Research

Philosophy

I like to use a combination of physical experiments and computer simulation to solve engineering problems. Physical experiments can more closely represent what is happening in a system, but simulation will let you see inside that system and visualize specific relationships or data that you would not be able to get otherwise. It's a win-win! And by "physical experiments" I don't just mean making waves in the towing tank. If you're in my class, you're probably helping me run an experiment, too!

I am also a big proponent of open source software. If you don't already know LaTeX, stop reading this and go learn it right now.


Active Areas of Research

Effects of project-based learning and teams on first-year undergraduate engineering students

I have taught a first-year intro to engineering course for many years, and we are always fiddling with it and trying to make it a better course. Recently, my co-instructors and I decided to begin assessing whether our chosen approaches are working or not. We frequently present at the ASEE annual conference.

I am a faculty collaborator on Tandem, a team support tool being developed by U-M's Center for Academic Innovation.


Effects of implicit bias on obstacles to student learning (or, as I like to call it, "How Not to Be a Primitive Asshole")

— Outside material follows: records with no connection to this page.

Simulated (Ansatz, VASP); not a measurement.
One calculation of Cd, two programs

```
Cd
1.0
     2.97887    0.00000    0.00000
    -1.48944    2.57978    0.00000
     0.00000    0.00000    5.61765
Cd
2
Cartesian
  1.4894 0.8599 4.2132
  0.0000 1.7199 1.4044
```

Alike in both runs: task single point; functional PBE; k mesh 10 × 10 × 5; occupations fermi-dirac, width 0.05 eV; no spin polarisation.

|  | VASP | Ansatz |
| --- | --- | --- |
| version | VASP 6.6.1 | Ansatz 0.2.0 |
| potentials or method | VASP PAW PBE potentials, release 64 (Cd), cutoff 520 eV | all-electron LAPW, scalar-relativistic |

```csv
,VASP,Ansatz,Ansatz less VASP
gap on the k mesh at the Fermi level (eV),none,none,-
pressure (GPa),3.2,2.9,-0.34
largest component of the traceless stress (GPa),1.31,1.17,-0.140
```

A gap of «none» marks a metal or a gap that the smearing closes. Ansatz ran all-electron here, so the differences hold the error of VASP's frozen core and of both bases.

Implicit biases are biases we have for or against people and things... but we don't know we have these biases. We absorb them through the societies that we move through. An unknown bias can put you in uncomfortable situations by, essentially, making you act like an ignorant idiot when consciously you definitely know better. By recognizing potential implicit biases, we can bring our brains into the 21st century and make working with each other way more easier and a lot more fun.


Past Areas of Research

Hydrodynamics of marine structures

I conducted research on the hydrodynamics of a variety of marine structures. Everything from Navy ships to fish spawning reefs. I primarily used OpenFOAM to simulate the fluid flow and around structures. The simulations were validated against real world data such as model tests, ship sea trials, or river flow data.


Design loads for ships and marine structures using probabilistic methods

My dissertation work centered on using extreme value theory to generate extreme ship responses in a rational way. The details are here. In short, waves that might be dangerous for one ship might NOT be dangerous for a different type of ship. This approach uses what we know about a given ship's movement in waves to find the waves that will cause big motions of the ship so that you only have to simulate a few cases to produce the extreme stresses the ship or structure will see. This information can then be handed off to the structural engineers so the ship structure can be designed to withstand these design loads.

My original method was improved by the student following me, Dae-Hyun Kim, and the details of his work are here. The result is what we call the Design Loads Generator (DLG), and it runs very quickly because it is based on linear theory. The output of the DLG are sets of wave conditions that will lead to linear-based extreme responses. Unfortunately, the entire world is nonlinear. So, we take the DLG wave conditions and run them through high fidelity nonlinear codes, such as OpenFOAM, to generate more accurate maps of pressure and stress on the marine structure.


Microplastic pollution in the Great Lakes

I grew up in Benton Harbor/St. Joseph, MI, and the Great Lakes have always been near and dear to my heart. When I stumbled on the issue of microplastic pollution, I decided I needed to act. After all, engineering is causing this problem, so engineering ought to help solve it! At IAGLR 2014, I chaired a session on microplastic pollution in the Great Lakes, and we brought together many of the active researchers in this area. This session also supported NOAA's Great Lakes Land-based Marine Debris Action Plan. In 2016, I was part of eXXpedition Great Lakes 2016, in which researchers all around the Great Lakes sampled for microplastics.